A Rare Five-Engine Flight For Qantas


When an airline needs to transport a spare engine to a 747 far away, it turns out the most efficient way to get the job done is to install a fifth engine on a healthy 747 and carry it there under the wing. It doesn’t happen often, but Qantas recently completed the feat, flying from Sydney to Johannesburg with an extra Rolls Royce engine weighing 6.6 tons. Pilots need special training to learn to fly straight and level with the extra weight and drag from the engine, the airline said. The airplane also burns more fuel, requiring an added stop in Perth to top off. Qantas said it first pioneered moving engines this way “at the dawn of the jet age,” with its 707 fleet, but it’s rarely done. The last time was in 2011.

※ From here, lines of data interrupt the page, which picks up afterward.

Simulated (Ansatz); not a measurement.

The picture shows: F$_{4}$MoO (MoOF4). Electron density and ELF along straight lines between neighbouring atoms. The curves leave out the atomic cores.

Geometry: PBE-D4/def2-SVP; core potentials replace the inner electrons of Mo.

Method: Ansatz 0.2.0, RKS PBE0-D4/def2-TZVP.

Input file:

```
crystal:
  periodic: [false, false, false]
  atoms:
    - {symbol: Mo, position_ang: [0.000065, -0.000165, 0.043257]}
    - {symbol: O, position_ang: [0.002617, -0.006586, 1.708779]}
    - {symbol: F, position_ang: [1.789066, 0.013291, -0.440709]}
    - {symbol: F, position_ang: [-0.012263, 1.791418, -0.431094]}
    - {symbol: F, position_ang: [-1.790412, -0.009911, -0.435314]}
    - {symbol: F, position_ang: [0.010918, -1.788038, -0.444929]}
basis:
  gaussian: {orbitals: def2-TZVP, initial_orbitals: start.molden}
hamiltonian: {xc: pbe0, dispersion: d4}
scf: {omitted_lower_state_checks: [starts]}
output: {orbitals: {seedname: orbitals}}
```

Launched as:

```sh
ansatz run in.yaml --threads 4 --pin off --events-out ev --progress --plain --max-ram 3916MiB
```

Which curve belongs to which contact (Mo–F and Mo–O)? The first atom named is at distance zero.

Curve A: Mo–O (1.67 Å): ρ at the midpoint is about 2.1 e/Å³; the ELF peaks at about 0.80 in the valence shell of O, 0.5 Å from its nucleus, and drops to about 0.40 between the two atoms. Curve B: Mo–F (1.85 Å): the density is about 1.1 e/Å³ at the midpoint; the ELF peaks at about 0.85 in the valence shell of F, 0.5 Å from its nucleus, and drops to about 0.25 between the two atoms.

The flight took off on Jan. 6. The wing of the aircraft has factory-installed anchor points, Qantas said, allowing a support strut to be attached under the wing. The strut has a winching mechanism, which is used to hoist the engine into place and secure it for flight. Once the airplane landed in Johannesburg, the engine was removed and installed on the waiting 747. “Our engineers are very skilled at doing the job, given that the 747 has been an integral part of the Qantas fleet since the 1970s,” Qantas said. The extra engine that was removed in Johannesburg will be shipped home by boat, a slower but cheaper journey.